SUMMARY OF THE INVENTION



[0010] The present invention provides a method of processing landfill leachate by use of one or more membrane separation processes according to claim 1.

[0011] Preferred embodiments are expressed in the dependent claims.

BRIEF DESCRIPTION OF THE DRAWINGS



[0012] 

Figure 1 illustrates a general process scheme for processing landfill leachate, which includes a microfiltration membrane/ultrafiltration membrane, wherein the membrane is submerged in a tank, as well as an additional membrane for further processing of the permeate from said microfiltration membrane/ultrafiltration membrane.

Figure 2 illustrates a general process scheme for processing landfill leachate, which includes a mixing tank, clarifier/filter and a microfiltration membrane/ultrafiltration membrane, wherein the membrane is submerged in a tank, as well as an additional membrane for further processing of the permeate from said microfiltration membrane/ultrafiltration membrane.

Figure 3 illustrates a general process scheme for processing landfill leachate, which includes a mixing tank, clarifier/filter and a microfiltration membrane/ultrafiltration membrane, wherein the membrane is external to a feed tank that contains the landfill leachate, as well as an additional membrane for further processing of the permeate from said microfiltration membrane/ultrafiltration membrane.


DETAILED DESCRIPTION OF THE INVENTION


Definitions of Terms:



[0013] "UF" means ultrafiltration.

[0014] "MF" means microfiltration.

[0015] "Amphoteric polymer" means a polymer derived from both cationic monomers and anionic monomers, and, possibly, other non-ionic monomer(s). Amphoteric polymers can have a net positive or negative charge. The amphoteric polymer may also be derived from zwitterionic monomers and cationic or anionic monomers and possibly nonionic monomers. The amphoteric polymer is water soluble.

[0016] "Cationic polymer" means a polymer having an overall positive charge. The cationic polymers of this invention are prepared by polymerizing one or more cationic monomers, by copolymerizing one or more nonionic monomers and one or more cationic monomers, by condensing epichlorohydrin and a diamine or polyamine or condensing ethylenedichloride and ammonia or formaldehyde and an amine salt. The cationic polymer is water soluble.

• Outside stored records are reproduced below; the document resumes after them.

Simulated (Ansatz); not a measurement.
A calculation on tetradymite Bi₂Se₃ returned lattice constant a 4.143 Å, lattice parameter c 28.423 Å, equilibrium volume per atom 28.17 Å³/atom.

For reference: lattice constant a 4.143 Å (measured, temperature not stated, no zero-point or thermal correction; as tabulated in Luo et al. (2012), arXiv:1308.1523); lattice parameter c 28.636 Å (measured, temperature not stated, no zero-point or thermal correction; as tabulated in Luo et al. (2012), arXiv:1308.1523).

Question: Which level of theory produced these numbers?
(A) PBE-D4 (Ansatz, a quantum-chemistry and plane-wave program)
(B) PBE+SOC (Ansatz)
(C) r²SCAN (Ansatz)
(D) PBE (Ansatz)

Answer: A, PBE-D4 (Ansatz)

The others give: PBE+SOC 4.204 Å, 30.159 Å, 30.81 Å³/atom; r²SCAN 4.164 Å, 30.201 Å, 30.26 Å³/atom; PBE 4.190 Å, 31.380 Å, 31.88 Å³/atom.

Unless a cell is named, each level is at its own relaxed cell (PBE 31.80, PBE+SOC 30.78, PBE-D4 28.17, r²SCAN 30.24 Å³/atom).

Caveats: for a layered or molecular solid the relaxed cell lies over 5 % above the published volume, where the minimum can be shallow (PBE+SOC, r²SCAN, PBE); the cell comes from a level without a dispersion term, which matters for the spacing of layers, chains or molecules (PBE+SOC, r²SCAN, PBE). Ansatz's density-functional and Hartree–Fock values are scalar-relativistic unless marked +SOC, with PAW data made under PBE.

[0017] "Zwitterionic polymer" means a polymer composed from zwitterionic monomers and, possibly, other non-ionic monomer(s). In zwitterionic polymers, all the polymer chains and segments within those chains are rigorously electrically neutral. Therefore, zwitterionic polymers represent a subset of amphoteric polymers, necessarily maintaining charge neutrality across all polymer chains and segments because both anionic charge and cationic charge are introduced within the same zwitterionic monomer. The zwitterionic polymer is water soluble.

Preferred Embodiments:



[0018] As stated above, the invention provides for a method of processing landfill leachate by use of a microfiltration membrane or an ultrafiltration membrane.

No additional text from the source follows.